Since a head is not a point-sized object, it is important to emphasize which part of the head is actually located at the origin. The coordinates of the head actually define the location of the suprasternal notch (the small pocket at the center of the V at the front of the neck). If you assigned the head to a different position or range of positions in our platform, you are actually defining the location of the suprasternal notch.

As an example of how the head is oriented around the suprasternal notch, let us take keypoint 28, which is the keypoint directly between the eyes in the iBUG facial keypoint standard. Because it is particularly useful for defining the location and orientation of the face as opposed to the neck, this keypoint is separately included in actor_metadata.json.
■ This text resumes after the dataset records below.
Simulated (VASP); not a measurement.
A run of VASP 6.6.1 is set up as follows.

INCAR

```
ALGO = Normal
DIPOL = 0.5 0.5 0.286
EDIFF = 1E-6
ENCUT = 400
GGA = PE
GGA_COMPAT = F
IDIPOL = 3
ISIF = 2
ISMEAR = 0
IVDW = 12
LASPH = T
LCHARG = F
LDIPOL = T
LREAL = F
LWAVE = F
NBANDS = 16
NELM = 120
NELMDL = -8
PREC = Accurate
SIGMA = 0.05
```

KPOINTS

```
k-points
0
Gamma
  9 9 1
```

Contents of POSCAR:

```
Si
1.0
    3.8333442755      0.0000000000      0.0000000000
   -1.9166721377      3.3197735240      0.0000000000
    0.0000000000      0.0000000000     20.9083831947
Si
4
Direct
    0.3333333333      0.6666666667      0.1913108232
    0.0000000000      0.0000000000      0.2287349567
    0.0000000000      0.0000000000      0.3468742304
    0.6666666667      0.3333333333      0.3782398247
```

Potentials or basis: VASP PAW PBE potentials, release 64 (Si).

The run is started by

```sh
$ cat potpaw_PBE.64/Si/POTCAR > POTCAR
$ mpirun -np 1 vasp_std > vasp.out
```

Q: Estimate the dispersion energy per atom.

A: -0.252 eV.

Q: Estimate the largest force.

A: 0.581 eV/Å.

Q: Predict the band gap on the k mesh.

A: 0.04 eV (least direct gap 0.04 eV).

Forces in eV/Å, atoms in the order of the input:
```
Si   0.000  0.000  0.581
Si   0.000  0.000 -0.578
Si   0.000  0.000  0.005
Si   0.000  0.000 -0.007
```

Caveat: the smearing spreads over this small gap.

At default settings, when the head has not been moved or rotated and the suprasternal notch is at the origin, the coordinates of keypoint 28 are as follows:

**x**will be very close to 0, because the keypoint is in the center of the face and therefore almost directly above the origin on the left-right axis.**y**will be slightly negative, because the keypoint is slightly further forward than the suprasternal notch.**z**will be positive, because the keypoint is above the suprasternal notch.

#### Moving the head

**x**:*Float.*Lower values of x move the head to its right; higher values of x move the head to its left.**y**:*Float.*Lower values of y move the head forwards; higher values of y move the head backwards. If y is lower than -1.6, the head has been moved so far forward that it is behind the default position of the camera (see the camera section below), and it will not be visible in the rendered images unless the camera itself is moved or rotated.**z**:*Float*. Lower values of z move the head down; higher levels of z move the head up.

#### Rotating the head

The orientation of the head actually defines how the head is rotated about the neck as the neck remains fixed in place. The platform limits the rotation of the head based on the realistic limits of human physiology.

Note

You always stretch your neck in some way when you rotate your head. As a result, the rotation controls may pull the suprasternal notch slightly off of the coordinates that you defined for it. This does not however change the origin point of the head, which will always be exactly where you defined it.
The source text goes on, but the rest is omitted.